In 2008 we therefore started a new experiment with a different group of Sri Lankan microenterprises, trying to see if we could help them make this transition to becoming employers. Eight years later, I’m delighted to finally have a working paper out with the results.

The Sample and Intervention
We selected a random sample of non-agricultural urban microenterprises in three areas of Sri Lanka (Colombo, Kandy, and Galle/Matara) through a door-to-door listing survey, focusing on businesses owned by men aged 20 to 45, with two or fewer workers (only 11 percent had any paid workers). This baseline survey took place in 2008.

In April 2009 we then returned to these firms for a follow-up survey, which asked for detailed information about any employees currently working for the firm. We randomized firms into a treatment group of 250 firms, and a control group of 286 firms. The treatment group were then offered a temporary wage subsidy: we would pay a flat amount of 4,000 LKR per month (approximately half the wage of an unskilled worker) for a period of six months if they hired an additional employee working at least 30 hours per week, and a flat amount of 2,000 LKR per month for a further two months. The employee had to be someone living outside the owner’s household and could not be an immediate family member.

The idea behind this was the possibility that frictions in the labor market might be preventing firms from expanding. As a result, there could be firms for whom it would be beneficial to hire more workers, but who have not done so due to various constraints on hiring. There are several possible reasons the labor market may not clear, and why a short-term subsidy may therefore have a lasting impact:

  1. Search frictions and hiring costs (e.g. Mortensen and Pissarides) – if it is costly to search for and hire workers, the subsidy may encourage firms to seek out new matches, and once these have formed, this could have a long-term impact on employment.
  2. Uncertainty about the owner’s entrepreneurial ability (e.g. Jovanovic) – if owners don’t know how well they can manage workers until they try, there will be some firms without workers in which the owners have higher skills than they think – the subsidy might encourage them to experiment and learn they and their firm can handle having a worker
  3. Job-specific human capital and a lower bound on wages – workers may be less productive in their first few months while they learn the specifics of the job, with productivity increasing over time through on-the-job training (e.g. one firm in our sample raised tropical fish for export, and he said it can take a few months before you can leave a worker to care for the fish without the fish getting killed). One solution is to pay the workers low or even negative wages (as in the apprenticeship system studied by Hardy and McCasland), but this is not typical in most parts of the world. A subsidy may therefore allow the firm to cover the cost of training, so that by the end of the period the worker’s marginal product has risen to the prevailing market wage level.
What happened?
We conducted 12 rounds of surveys between 2008 and 2014, enabling us to carefully measure the dynamics of adjustment to the wage subsidy, and see impacts over a four year period post-subsidy. Attrition was low, with data on employment available for 96% of firms even 3-4 years post-subsidy.
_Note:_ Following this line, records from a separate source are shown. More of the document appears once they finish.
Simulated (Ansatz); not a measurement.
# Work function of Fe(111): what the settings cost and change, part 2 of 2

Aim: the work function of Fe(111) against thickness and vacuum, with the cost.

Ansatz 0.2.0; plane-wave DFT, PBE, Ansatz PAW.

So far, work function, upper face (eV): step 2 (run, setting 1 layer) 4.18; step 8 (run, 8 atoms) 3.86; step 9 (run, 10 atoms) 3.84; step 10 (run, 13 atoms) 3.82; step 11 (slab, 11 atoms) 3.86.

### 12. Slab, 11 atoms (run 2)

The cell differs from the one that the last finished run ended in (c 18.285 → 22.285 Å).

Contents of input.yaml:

Figure 1 shows the key result. When the subsidy was offered, firms responded. 24 percent of firms used the subsidy, leading to a 20 percentage point increase in the likelihood a firm had any paid worker, and a 0.14 worker per firm increase during the subsidy period. However, once the subsidy ended, workers were fired or quit in the year immediately after the subsidy, the control group added slightly more workers as the economy grew, and after two years there is no longer any significant impact on employment.

Figure 1: Evolution of Microenterprise Employment

Note: Vertical lines show period where subsidy was in place.

We likewise find no impacts on profits or sales, and estimate that the return to an additional worker is of similar magnitude to the subsidy during the subsidy period, so that keeping unsubsidized workers is not profitable for firms. The only significant impact we find is on survival: the additional income from the subsidy appears to have enabled poorer and smaller microenterprises to remain open longer (a 5.8 percentage point increase after 4 years).

We use a variety of survey evidence, heterogeneity analysis, and complementary training and savings treatments to show that none of the three frictions identified above appear to be that important for these firms in practice. Instead the labor market facing microenterprises appears to function reasonably well, and does not appear to constrain their growth.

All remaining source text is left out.